October 11, 2003

IBM vs. SCO, by analogy

I just read an article in the Australian Financial Review titled "Big
Blue files counterclaims against SCO over Linux,"
by William
Bulkeley of the Wall St. Journal. It is an attempt to explain the
current actions of IBM against SCO in regard to Linux. The second
paragraph says:

The new counterclaim charges that SCO infringed IBM's copyrights by
distributing IBM's contributions to Linux after SCO had violated
its Linux licence by claiming a copyright on parts of Linux
[emphasis added]

This "explanation" of the GNU
General Public License
governing Linux is so wrong-headed that I
felt compelled to try to explain it better. I wanted to come up with
an analogy explaining Linux that everyone might understand. Mind you,
I Am Not A Lawyer; this is a layman's interpretation.

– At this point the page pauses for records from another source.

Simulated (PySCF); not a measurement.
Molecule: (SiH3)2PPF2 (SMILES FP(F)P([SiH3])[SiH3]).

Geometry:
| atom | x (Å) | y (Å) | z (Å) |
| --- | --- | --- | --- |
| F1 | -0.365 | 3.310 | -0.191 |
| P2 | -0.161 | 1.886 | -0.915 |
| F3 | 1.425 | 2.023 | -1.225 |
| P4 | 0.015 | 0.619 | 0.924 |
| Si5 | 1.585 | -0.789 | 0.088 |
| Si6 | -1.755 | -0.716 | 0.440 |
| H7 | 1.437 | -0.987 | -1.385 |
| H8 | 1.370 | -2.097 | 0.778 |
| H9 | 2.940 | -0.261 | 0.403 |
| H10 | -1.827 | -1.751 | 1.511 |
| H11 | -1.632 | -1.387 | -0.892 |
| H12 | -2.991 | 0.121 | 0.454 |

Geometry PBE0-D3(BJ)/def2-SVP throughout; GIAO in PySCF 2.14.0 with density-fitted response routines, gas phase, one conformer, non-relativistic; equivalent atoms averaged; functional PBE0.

In the US there is such a thing as a copyright on a collection.
Authors keep the copyrights to their individual contributions, while
the editor of the collection gets the copyright on the collection. So
for SCO to claim a copyright on parts of Linux is perfectly
legitimate, if SCO did originally create that part of Linux.

Let's say a book editor by the name of Linus Torvalds decides to put
together a collection of short stories. He kicks things off by
writing the first story in his collection himself, but he wants other
writers to add their stories to his collection, so he issues his
initial one-story "collection" under a license that says
anyone can add their story to the collection, but if they do so, they
have to agree to a few terms. These terms include: (1) that adding a
short story to the collection does not give the author the right to
refuse others the authority to add their own short stories; (2)
authors cannot charge readers for the content of the short stories,
only for the reproductions (cost of paper, ink, etc., to print out the
collection) or services (if readers complain about typos or want their
own stories added but don't know how to do it, anyone can charge for
editing services); and (3) in order to make it easy to add new stories
and edit out errors in existing short stories, anyone distributing the
collection in printed form must also distribute the "source"
version of the collection, written in a desktop publishing
"markup" language, something like troff, SGML, TeX, or even
HTML. If an author believes his story is so good it should be
included in the "official" collection, he is encouraged to
submit it to the editor, who decides if it will be included in the
main collection. But if he just wants a personal version of the book
that includes his story, that's OK, too.

Writers start adding their stories to the collection. Readers start
enjoying the collection. Soon corporate publishers, like IBM, Caldera,
and SGI, start adding stories too.

But suddenly one author, whose initials are SCO, says to the world,
"Hey, there's a short story of ours in this collection and we didn't
put it there; also we're not getting paid for it; so we've decided
that we're going to charge all readers for the entire collection of
short stories, so we can make money on this deal." IBM replies,
"Wait a minute! If it's yours and you didn't put it there, tell
us which one it is and it'll get taken out. But you can't charge
readers for the entire collection of short stories! You don't have
permission to charge readers for our story; nor, for that
matter, for the stories submitted by all the other writers in the
collection." To which SCO says, "We don't care about that.
Our story is the best in the collection. That gives us the right to
charge for the whole collection. And, by the way, we also don't like
the 'markup' source version being distributed, since that makes it
easy for other people with printers to print out copies of the
collection, and they shouldn't do that without paying us. We intend to
put a stop to all this." And there it now stands.

I hope this analogy makes it clear, at least to an extent, what is
wrong with SCO's claims. If SCO feels that its story is included in
the collection without permission it should work to remove its story,
but it cannot try to claim ownership of nor charge for the entire
collection just because it thinks its story is the best one in the
collection. This would amount to stealing the copyrights of all the
other writers, as well as the editor's copyright over the collection
as a whole.

David Sanford is an independent software developer.